When it comes to network performance, one factor that consistently comes up for both consumers and businesses is speed. Everyone wants faster connections and better performance. Internet service providers are often eager to swoop in and offer higher bandwidth as a self-evident cure for every problem. After all, more bandwidth obviously translates to more speed, right?
Well...not necessarily. Network speed is impacted by a series of factors in addition to bandwidth. Throughput and latency often play just as much, if not more, of a role in performance. Here’s what everyone needs to know about bandwidth vs latency.
Although people often equate bandwidth with network speed, the term doesn’t actually relate to speed directly. Bandwidth is a measure of how much data can be transferred over a communication band over a fixed period of time (usually one second). As the name suggests, it describes the “width” of the communication “band.” The earliest measurements were expressed in bits per second (bps), but modern networks have a much greater capacity. These connections are measured in megabits (Mbps) or even gigabits per second (Gps).

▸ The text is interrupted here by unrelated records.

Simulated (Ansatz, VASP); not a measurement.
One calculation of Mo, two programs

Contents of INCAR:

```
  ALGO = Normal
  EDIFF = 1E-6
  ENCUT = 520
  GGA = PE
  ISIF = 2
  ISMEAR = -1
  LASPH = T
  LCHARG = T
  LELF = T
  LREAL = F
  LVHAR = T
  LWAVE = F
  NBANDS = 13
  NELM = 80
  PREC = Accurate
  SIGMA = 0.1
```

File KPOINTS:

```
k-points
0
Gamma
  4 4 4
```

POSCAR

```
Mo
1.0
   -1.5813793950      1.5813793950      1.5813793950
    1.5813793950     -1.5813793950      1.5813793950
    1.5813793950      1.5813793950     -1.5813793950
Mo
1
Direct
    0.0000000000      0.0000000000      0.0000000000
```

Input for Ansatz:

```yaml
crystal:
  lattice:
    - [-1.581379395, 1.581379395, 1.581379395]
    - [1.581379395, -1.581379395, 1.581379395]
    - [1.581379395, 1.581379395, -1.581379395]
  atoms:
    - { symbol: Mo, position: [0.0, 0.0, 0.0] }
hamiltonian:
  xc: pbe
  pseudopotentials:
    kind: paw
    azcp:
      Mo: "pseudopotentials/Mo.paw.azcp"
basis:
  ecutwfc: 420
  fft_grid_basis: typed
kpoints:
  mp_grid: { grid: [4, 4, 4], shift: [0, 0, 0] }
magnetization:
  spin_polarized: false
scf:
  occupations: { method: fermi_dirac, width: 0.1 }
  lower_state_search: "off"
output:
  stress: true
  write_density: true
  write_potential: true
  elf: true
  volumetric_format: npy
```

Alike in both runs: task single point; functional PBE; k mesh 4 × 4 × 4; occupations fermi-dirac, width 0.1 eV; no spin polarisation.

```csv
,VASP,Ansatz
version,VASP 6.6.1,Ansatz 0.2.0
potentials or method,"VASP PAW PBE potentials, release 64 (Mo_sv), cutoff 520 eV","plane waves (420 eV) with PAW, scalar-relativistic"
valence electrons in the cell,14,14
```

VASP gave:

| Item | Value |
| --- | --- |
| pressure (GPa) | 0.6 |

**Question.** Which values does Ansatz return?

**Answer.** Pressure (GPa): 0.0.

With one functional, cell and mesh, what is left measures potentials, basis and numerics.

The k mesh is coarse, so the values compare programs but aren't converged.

Part of the confusion over network speed comes from the similarity between a bit, which is used to measure data transfer speed, and a byte, which is used to measure data storage. Bits are abbreviated with a lower case “b” while bytes are abbreviated with an upper case “B.” There are eight bits contained in every byte. A network connection with a bandwidth of 20 Mbps, then, will not be able to download a 20 MB file in one second. It will take eight seconds because the 20 megabyte file contains 160 megabits.
Bandwidth is often confused with two other key data transfer terms: monthly data transfer and throughput. Monthly data transfer refers to the amount of data that travels through a network over the course of a month. A useful example for demonstrating this relationship is a length of water pipe. Bandwidth is analogous to the width of the actual pipe because it determines how much water can pass through it at one time. The monthly data transfer would refer to the amount of water poured through the pipe.
Throughput, on the other hand, measures how much data can be processed by a computer system in a network. If a device has a low throughput, no amount of bandwidth will be able to help it send and receive data any faster. This is the reason why some consumers become frustrated when their high bandwidth connections don’t deliver better performance. The problem isn’t with their network connection, but rather with hardware that lacks the processing power to take advantage of it.
While bandwidth can certainly impact network speed, when most people complain about lag or buffering, they’re often talking about problems associated with latency. When a data packet is sent one location to another, it still needs to physically travel the distance over cables or some form of wireless frequency. Even the fastest fiber-optic cables, however, data is still limited by the laws of physics and will never be able to exceed the speed of light. That means there will always be an upper limit to how fast data can move through a network even under ideal conditions. And conditions are rarely ideal. While the bulk of the transmission may utilize fast network infrastructure, traversing the “last mile” before reaching either end of the connection often involves a hodge-podge of slower connections that reduce speed significantly.
Latency measures the lag between the moment a data packet is sent and the moment it is received and processed. In the early days of internet connections, latency was rarely an issue because bandwidth limitations masked how slowly data traveled through networks. The delay between a request being sent was generally much smaller than the amount of data that could move through the connections, so latency was all but invisible. As higher bandwidth connections have greatly increased download speeds, however, latency is much more noticeable. For example, an image may only take 5 milliseconds to download, but latency may cause users to wait 100 milliseconds before they receive the first byte of data from their download request.
Edge computing framework offers a unique solution to the challenges presented by latency and can help companies maximize the investments they’ve made in increasing their network bandwidth. By using a combination of Internet of Things (IoT) devices and edge data centers geographically positioned in key emerging markets, companies can push more of their processing load to the edge of their network where their end users are located and also offer direct connections within a data center environment. While IoT devices can process a great deal of data locally, edge data centers can service more demanding processing needs without having to pass data on to larger hyperscale facilities located far away. This will greatly reduce latency by minimizing how far data has to travel. When implemented in conjunction with a high bandwidth network, edge computing architecture has the potential to greatly improve performance and help companies to provide much better services to their customers.
Bandwidth may not be the primary determinant of speed for many customers, but it’s important to understand how it impacts network performance along with factors like latency and throughput. The relationship may not be direct, but their interaction has an important influence on speed. If a network is plagued by high latency connections, no amount of bandwidth is going to help it transfer data. Similarly, driving down latency with edge computing deployments may not deliver improved performance if bandwidth and throughput remain low. By working to improve all of these factors, companies can deliver better, faster services to their customers.